Health and safety are taken seriously by most companies and the regulations are laid down by law and enshrined in work policies. However, accidents do occur because of a failure to adhere to basic common sense. Below are some simple guidelines to ensure that you and your colleagues stay safe at work.
Work is Not a Play Area
Work can be fun. People share jokes and enjoy collaborating on projects. However, horse play is to be avoided at all costs. Not only is this unprofessional, but it can be very dangerous. Always walk. Never run, jump, skip, or engage in boisterous behaviour.
Safe Work Area
Pay attention to the area around your workstation. An open drawer can trip a colleague and result in a workplace injury. Make sure that you do not leave piles of files on the floor that might not be seen and could create a workplace hazard. Make sure that your wastebasket is positioned in a safe spot under your desk.

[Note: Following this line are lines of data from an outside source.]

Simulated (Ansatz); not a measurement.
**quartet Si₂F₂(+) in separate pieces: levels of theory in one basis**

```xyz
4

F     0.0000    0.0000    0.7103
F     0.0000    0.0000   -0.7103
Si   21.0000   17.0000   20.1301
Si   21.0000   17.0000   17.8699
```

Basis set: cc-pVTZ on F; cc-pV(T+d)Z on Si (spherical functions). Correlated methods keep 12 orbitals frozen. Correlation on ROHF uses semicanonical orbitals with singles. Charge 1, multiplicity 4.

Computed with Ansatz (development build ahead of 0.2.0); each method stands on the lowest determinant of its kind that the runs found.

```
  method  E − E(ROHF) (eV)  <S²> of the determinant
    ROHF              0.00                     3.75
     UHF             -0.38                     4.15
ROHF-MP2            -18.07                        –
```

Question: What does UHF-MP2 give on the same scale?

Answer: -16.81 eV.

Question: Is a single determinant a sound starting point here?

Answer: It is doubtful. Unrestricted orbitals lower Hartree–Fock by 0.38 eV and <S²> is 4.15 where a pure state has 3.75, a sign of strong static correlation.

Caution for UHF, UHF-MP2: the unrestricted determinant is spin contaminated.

Using Machinery and Equipment
You should never operate a machine you have not been fully trained to use. Machinery and equipment present the possibility of injury if they are not serviced regularly and when used by untrained personnel. Find out if you need to wear protective clothing such as specially designed gloves. Be aware that jewellery and clothing can get caught in machinery and even pull your arm or leg inside, with devastating results.
Don’t ever replace a ladder with a chair for stacking objects at a height. A chair is not designed for this task, and you can easily overbalance with disastrous consequences. Ladders must have non-slip treads and stable. Work boots can protect your feet from falling objects, such as while packing shelves above eye level.
If you have to lift heavy items, be sure to use your legs for leverage. Back strain and injury are a common outcome of incorrect lifting techniques. For items that are too heavy to lift by yourself, ask your supervisor for a trained helper. While it might be tempting to pit your strength against a heavy object, the chances of hurting yourself are high.
Unless it is your job, you have the training, and you have been issued with protective clothing, do not ever clean up bodily fluids. These include urine, blood, saliva, etc. Leave it to those who are qualified to do the cleaning.
Although it is incumbent on your company to ensure that all staff know the emergency evacuation procedures, exit routes, and gathering place, this doesn’t always transpire. Take it upon yourself to find out this information, including what to do in the event of robbery, bomb threat, or fire. Insist on fire and evacuation drills. If you are not sure who to speak to, ask your manager who the safety officer for your section is.
Companies may be proficient at attending to health and safety training. However, many commonsense requirements are never taught in the workplace. However, these tips can help to keep you safe.